There's a lot of statistics and facts in this book. It's like a well written psychology paper. I really enjoyed the first half of the book as Cain dove into what makes an introvert and the many forms of introversion. That was fascinating stuff and I found myself agreeing to most of what she said but also being surprised, "Oh I didn't know that," often came to mind. She pointed out so many minor details of day-to-day life that could be triggering for an introvert, making them feel anxious or things that they dislike, and many were on point but also a surprise for me. So long have I lived life in this manner that I didn't really ever notice just how easily I am put off by every day activities.

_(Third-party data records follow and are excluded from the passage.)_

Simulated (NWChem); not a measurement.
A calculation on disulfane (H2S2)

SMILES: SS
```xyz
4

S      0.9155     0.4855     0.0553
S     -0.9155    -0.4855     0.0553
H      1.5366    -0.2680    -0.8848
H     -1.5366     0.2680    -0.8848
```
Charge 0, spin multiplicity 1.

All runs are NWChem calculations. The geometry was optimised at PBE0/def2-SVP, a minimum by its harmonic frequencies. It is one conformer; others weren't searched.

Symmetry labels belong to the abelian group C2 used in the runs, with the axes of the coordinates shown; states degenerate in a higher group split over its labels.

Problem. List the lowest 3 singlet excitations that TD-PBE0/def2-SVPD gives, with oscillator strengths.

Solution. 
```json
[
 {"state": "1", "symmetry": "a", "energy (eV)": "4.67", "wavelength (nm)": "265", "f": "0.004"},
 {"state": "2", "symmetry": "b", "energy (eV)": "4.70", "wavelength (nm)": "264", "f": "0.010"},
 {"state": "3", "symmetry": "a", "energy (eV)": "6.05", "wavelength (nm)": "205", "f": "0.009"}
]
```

The later half of the book was more of a struggle for me and I feel stepped away from my interest. I didn't get through it half as easily as, for me, it became more of a "how to live with an introvert" guide. Granted, that surely will be helpful for extroverts who just can't grasp what introverts are, but it's not so much my cup of tea. I'm an introvert, my boyfriend is an introvert, I think if anything we would need a book on how introverts deal with extroverts if we were to have an extroverted child. 

All in all, this would be a great book for anyone who has a touch of the science/psychology/sociology understanding but also great for anyone who just doesn't get introversion. Life can be hard when you're an introvert in this extrovert world (and boy does she hit the nail on the head with that and how much of a struggle it can be) so any help to get people to understand just what it's about is great in my book.